Data, Scholarship, and the eHumanities

A highlight of my September-October KNAW Visiting Scholar residency with DANS and the eHumanities Group was the audience discussion in the seminar on “Data Scholarship in the Humanities” that I led on 9 October. Participants came from all over the Netherlands, and from the humanities, social sciences, computing, law, libraries, and policy, spanning a wide range of specialties. My talk (Borgman, 2014), based on the book Big Data, Little Data, No Data: Scholarship in the Networked World, which is due out in January (Borgman, 2015), compared contemporary policy promoting open access to publications and data with the means and incentives to do so in the humanities.

The premise of my book is that enthusiasm for “big data” is obscuring the complexity and diversity of data in scholarship and the challenges for stewardship. Data practices are local, varying from field to field, individual to individual, and country to country. They are a lens to observe the rapidly changing landscape of scholarly work in the sciences, social sciences, and the humanities. Inside the black box of data is a plethora of research, technology, and policy issues. Data are best understood as representations of observations, objects, or other entities used as evidence of phenomena for the purposes of research or scholarship. Rarely do they stand alone, separable from software, protocols, lab and field conditions, and other context. Concerns for data sharing and open access raise questions about what data to keep, what to share, when, how, and with whom. Open data is sometimes viewed simply as releasing data without payment of fees. In research contexts, open data may pose complex issues of licensing, ownership, responsibility, standards, interoperability, and legal harmonization. To scholars, data can be assets, liabilities, or both. To librarians, data also are scholarly products to curate for future users. However, data are much more difficult to manage than publications.

borgweb

The diversity of stakeholders participating in the seminar discussion reflected the many and varied stakes in research data and the challenges that data sharing policies pose for scholars, librarians, policy makers, publishers, students, and others. The usual scholarly issues arose first: incentives, integrity, interpretation, and control over one’s research. Legal issues abound in copyright and control; participants disagreed on how responsibility for data should be divided among researchers, funders, institutions, and private parties. Several people raised issues about the labor and resources required not only to release data, but also to reuse data. Others drew historical lessons about incentives to control and release research data that are largely ignored in contemporary research policy. The conversation expanded to address a wide array of other concerns. Economic issues for open data came to the fore. If universities and funding agencies claim that a business model exists for open data, then someone must earn money from those data. Researchers may be even more reluctant to release data if others will benefit monetarily, even if those monies are devoted to data stewardship. A nuanced exploration of the political economy around data sharing unfolded. Some were concerned about the normative models of science that would be promoted and enforced by these policies. Rather than promoting innovation, data release might stifle innovation by forcing standardization prematurely.

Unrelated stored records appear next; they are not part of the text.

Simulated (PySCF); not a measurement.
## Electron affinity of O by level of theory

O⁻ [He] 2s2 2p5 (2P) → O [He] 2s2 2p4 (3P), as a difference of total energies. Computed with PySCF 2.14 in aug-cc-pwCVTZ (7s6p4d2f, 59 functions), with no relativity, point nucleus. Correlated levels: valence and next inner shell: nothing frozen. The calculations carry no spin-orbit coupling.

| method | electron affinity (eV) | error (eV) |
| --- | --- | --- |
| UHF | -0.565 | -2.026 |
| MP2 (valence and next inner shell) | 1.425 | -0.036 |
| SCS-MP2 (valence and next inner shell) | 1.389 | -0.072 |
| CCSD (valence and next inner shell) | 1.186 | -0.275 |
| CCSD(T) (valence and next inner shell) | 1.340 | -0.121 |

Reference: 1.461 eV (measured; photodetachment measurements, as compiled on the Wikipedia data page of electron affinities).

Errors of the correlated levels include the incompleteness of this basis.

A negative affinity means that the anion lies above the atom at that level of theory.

Open access and open data have resulted in unintended consequences, such as the ability of large corporate interests to exploit data at scales far beyond that which individual researchers can accomplish. Legal and licensing issues were a common thread of the discussion. Scholars want to control their own data to varying degrees, depending upon the discipline, funding support, and many other factors. Institutions such as universities and data archives want to make their data available selectively, balancing dissemination with trust and protection of research subjects. Considerations of how to balance public and private interests also occur at the technical boundaries. For example, institutions can offer technical interfaces such as APIs that allow others to innovate with their data. These are among the layered approaches to data access that are emerging. The opportunities to employ data in scholarship are vast – but so are the challenges for individual researchers, institutions, and policy makers.

My understanding of these complex issues was greatly enhanced by the discussion at that seminar and by many other conversations throughout my residency. I thank my generous and supportive hosts, and look forward to returning soon to the stimulating intellectual environment of the eHumanities Group.

boek-borgmanweb

Christine L. Borgman
Professor & Presidential Chair in Information Studies
University of California, Los Angeles

References
Borgman, C. L. (2014). Data Scholarship in the Humanities. Presented at the New Trends in eHumanities, Meertens Institute, eHumanities Group, Amsterdam.
Borgman, C. L. (2015). Big Data, Little Data, No Data: Scholarship in the Networked World. Cambridge MA: MIT Press.